Let's delve deeply into Commonwealth Act No. 146, also known as the Public Service Act (PSA), as amended by Republic Act No. 11659. This act regulates public services in the Philippines and outlines the role and authority of the government over public utilities and certain types of businesses in the country. This guide will cover the most essential aspects of the PSA, focusing on the amendments introduced by R.A. No. 11659, its implications, and its nuances.


I. Background and Purpose of the Public Service Act (PSA)

The original Commonwealth Act No. 146, enacted in 1936, is one of the Philippines' oldest economic statutes, aimed at ensuring that public services are provided efficiently and equitably. The act was created to regulate companies considered public services to protect consumers from monopolistic practices, ensure fair pricing, and safeguard national interests.

However, over time, certain economic and operational realities required revisions. With globalization, technological advancements, and the demand for more foreign investments, the law was deemed outdated. This led to the amendment of the PSA by R.A. No. 11659, signed into law in 2022, to address these issues by updating the regulatory framework for public services and allowing more foreign investments.

II. Key Amendments Introduced by R.A. No. 11659

1. Redefinition of Public Utility

  • Old Definition: Commonwealth Act No. 146 treated most public services as public utilities, which subjected them to strict regulations, especially regarding foreign ownership, capped at 40% under the Philippine Constitution.
  • New Definition: R.A. No. 11659 clarified and narrowed the scope of public utilities. It defined only a few services as "public utilities" — specifically:
    • Distribution and transmission of electricity
    • Water pipeline distribution and sewerage systems
    • Seaports and public utility vehicles
  • Implication: Services not categorized as public utilities, such as telecommunications and transportation, are now treated as “public services,” allowing them to have up to 100% foreign ownership.

2. Liberalization of Foreign Ownership in Certain Sectors

  • Foreign Investment Liberalization: As a result of redefining what constitutes a "public utility," sectors like telecommunications, airports, railways, toll roads, and shipping no longer fall under the 40% foreign ownership cap. Foreign investors can now fully own companies in these fields.
  • Safeguards for National Security: The amendment includes provisions requiring certain public services that will be allowed foreign investments to undergo a national security screening process to prevent potential security risks.

3. Introduction of National Security Screening

  • R.A. No. 11659 mandates that foreign ownership in critical industries (such as telecommunications, airports, and railways) must go through a national security screening. This screening is designed to assess potential threats from foreign control over infrastructure considered crucial to the country’s national security.

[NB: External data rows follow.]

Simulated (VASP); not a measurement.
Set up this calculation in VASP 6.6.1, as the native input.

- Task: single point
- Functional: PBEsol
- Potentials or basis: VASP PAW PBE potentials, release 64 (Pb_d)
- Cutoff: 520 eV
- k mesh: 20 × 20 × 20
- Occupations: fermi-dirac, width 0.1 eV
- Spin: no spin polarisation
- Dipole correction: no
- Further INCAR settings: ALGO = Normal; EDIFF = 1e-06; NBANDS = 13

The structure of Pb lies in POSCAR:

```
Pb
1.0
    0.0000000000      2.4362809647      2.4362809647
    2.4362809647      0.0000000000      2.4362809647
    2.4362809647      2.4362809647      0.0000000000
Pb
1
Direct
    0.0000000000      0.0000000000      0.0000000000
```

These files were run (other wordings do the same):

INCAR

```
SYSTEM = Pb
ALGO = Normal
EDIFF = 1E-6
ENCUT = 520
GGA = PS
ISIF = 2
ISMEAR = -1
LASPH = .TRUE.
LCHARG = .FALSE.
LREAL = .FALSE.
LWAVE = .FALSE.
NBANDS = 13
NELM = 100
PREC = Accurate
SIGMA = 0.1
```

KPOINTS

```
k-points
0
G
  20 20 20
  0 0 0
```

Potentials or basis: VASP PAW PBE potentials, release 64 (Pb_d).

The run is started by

4. Designation of Public Services and Public Utilities

  • The amendment granted the National Economic and Development Authority (NEDA) the authority to designate certain services as public utilities, but only upon consultation with the National Security Council and Congress.
  • This ensures that future services considered vital to public welfare and national security can be added to the list of public utilities if deemed necessary.

5. Fines and Penalties for Non-Compliance

  • R.A. No. 11659 has increased the fines and penalties for public services that do not comply with the law's requirements. It introduced a progressive penalty system depending on the severity of the violation to ensure strict compliance with the provisions of the PSA.

6. Consumer Protection and Accountability

  • Strengthened Regulatory Oversight: The law emphasized stricter accountability measures for public service providers to ensure they operate in the best interest of consumers. Service providers are now required to deliver high-quality service and are held accountable for disruptions or deficiencies.
  • Rate Regulation: The PSA still allows regulatory agencies like the Energy Regulatory Commission (ERC) and the Land Transportation Franchising and Regulatory Board (LTFRB) to regulate rates, preventing monopolistic pricing and ensuring fair charges.

III. Regulatory Agencies and Their Roles

The PSA identifies and reinforces the roles of various regulatory agencies in overseeing and enforcing regulations for public services:

  • National Telecommunications Commission (NTC): Oversees telecommunications services, including internet providers, which are no longer classified as public utilities under R.A. No. 11659.
  • Energy Regulatory Commission (ERC): Manages electricity providers, which are considered public utilities.
  • Land Transportation Franchising and Regulatory Board (LTFRB): Regulates land-based transportation services.
  • Civil Aeronautics Board (CAB) and Maritime Industry Authority (MARINA): Oversee air and maritime transport, respectively, which are now open to foreign ownership.

These agencies maintain powers over licensing, rate-setting, and service standards for their respective sectors, ensuring compliance with both the PSA and other industry-specific regulations.

IV. The Importance of R.A. No. 11659 in Promoting Foreign Investment

R.A. No. 11659 is part of a broader agenda to liberalize the Philippine economy to increase foreign direct investment (FDI) and spur economic growth. By opening up previously restricted sectors, the amendment aims to attract significant foreign investments, enhance competition, and improve the quality of public services. The law aims to achieve the following:

  • Attract Foreign Capital: With restrictions lifted on several sectors, foreign investors can now have full ownership, which is expected to lead to higher levels of FDI.
  • Improve Infrastructure: Foreign investment in infrastructure, especially in telecommunications, airports, and railways, is anticipated to improve the efficiency and quality of public services.
  • Enhance Consumer Welfare: Increased competition should lead to better service quality, lower prices, and more choices for consumers.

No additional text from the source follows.